Forum Moderators: coopster
Something like this should be close:
$WordsToFind='student^school^teacher^classroom^class room';
$WordsToFind=explode('^',$WordsToFind);
for($i=0;$i<count($WordsToFind);$i++) {
if(stripos($text,$WordsToFind[$i])) { $category='education'; break; }
}
BTW: Welcome to WebmasterWorld!
EDITED: Forgot stripos() is even less memory intensive than stristr() for a min.
It's really going to depend on context. If these words come from user input - even if it's input one time by an administrator - the potential always exists for something you didn't expect, Class Room or classroom, for example. Then there's also the potential for changes and additions. Regexps will provide the maximum flexibility.

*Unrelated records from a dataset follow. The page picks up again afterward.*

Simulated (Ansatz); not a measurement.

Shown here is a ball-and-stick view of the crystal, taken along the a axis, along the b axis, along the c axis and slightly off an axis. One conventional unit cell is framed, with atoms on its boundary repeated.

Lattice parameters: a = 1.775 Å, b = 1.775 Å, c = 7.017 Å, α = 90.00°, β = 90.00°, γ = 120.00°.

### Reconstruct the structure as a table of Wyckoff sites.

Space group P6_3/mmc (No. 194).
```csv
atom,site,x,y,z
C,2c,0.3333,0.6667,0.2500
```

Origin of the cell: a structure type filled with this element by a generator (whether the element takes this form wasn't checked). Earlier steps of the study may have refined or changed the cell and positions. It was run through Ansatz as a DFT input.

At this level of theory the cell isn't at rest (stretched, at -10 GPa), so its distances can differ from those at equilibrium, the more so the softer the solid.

I suggest a little of both:
// Collect an array, doesn't matter if it's hard coded at
// the top of the script, from a database, or user input
// note * means zero or more, matches on student or students
$category=NULL;
$edu = Array(
'students*',
'schools*',
'teachers*',
'class\s*room\s*,
'uni',
'university*i*e*s*'
);
foreach ($edu as $wd) {
if(preg_match('/$wd/i',$text)) {
$category='education';
break;
}
}
if ($category==NULL) { echo "Whoops no category found"; }
Please note the 'i' between str and pos in the code I suggested.
And, of course, this might work too:
$WordsToFind='student^school^teacher^classroom^class room';
$WordsToFind=explode('^',$WordsToFind);
for($i=0;$i<count($WordsToFind);$i++) {
if(strpos(strtolower($text),$WordsToFind[$i])) { $category='education'; break; }
}
* It's also unnecessary to check for the plural using stripos, because we are not checking for \sword\s we are checking to see if the word (string) is contained in the string, so, if the string contains schools stripos will return a 'true' match for the 'needle' school.
** According to [phpbench.com...] a foreach loop is ridiculous compared to using either a for or a while statement.
Also:
From the documentation:
Do not use preg_match() if you only want to check if one string is contained in another string. Use strpos() or strstr() instead as they will be faster.[us3.php.net...]
From the documentation:
Note: If you only want to determine if a particular needle occurs within haystack , use the faster and less memory intensive function strpos() instead.[us3.php.net...]
One final note:
$edu = Array(
'students*',
'schools*',
'teachers*',
'class\s*room\s*,
'uni',/ * The preceding 'uni' will match union, uniform, unicode, punitive, and anything else containing uni, including universities or university, because you do not set a boundary on the match anywhere within your pattern to match or your regex. It's completely un-anchored and will perform *very* unexpectedly. */
'university*i*e*s*'
);foreach ($edu as $wd) {
if(preg_match('/$wd/i',$text)) {
$category='education';
break;
}
}
With this new approach, I now have a whole page of category filters, and I'm wondering if there's another step I should take.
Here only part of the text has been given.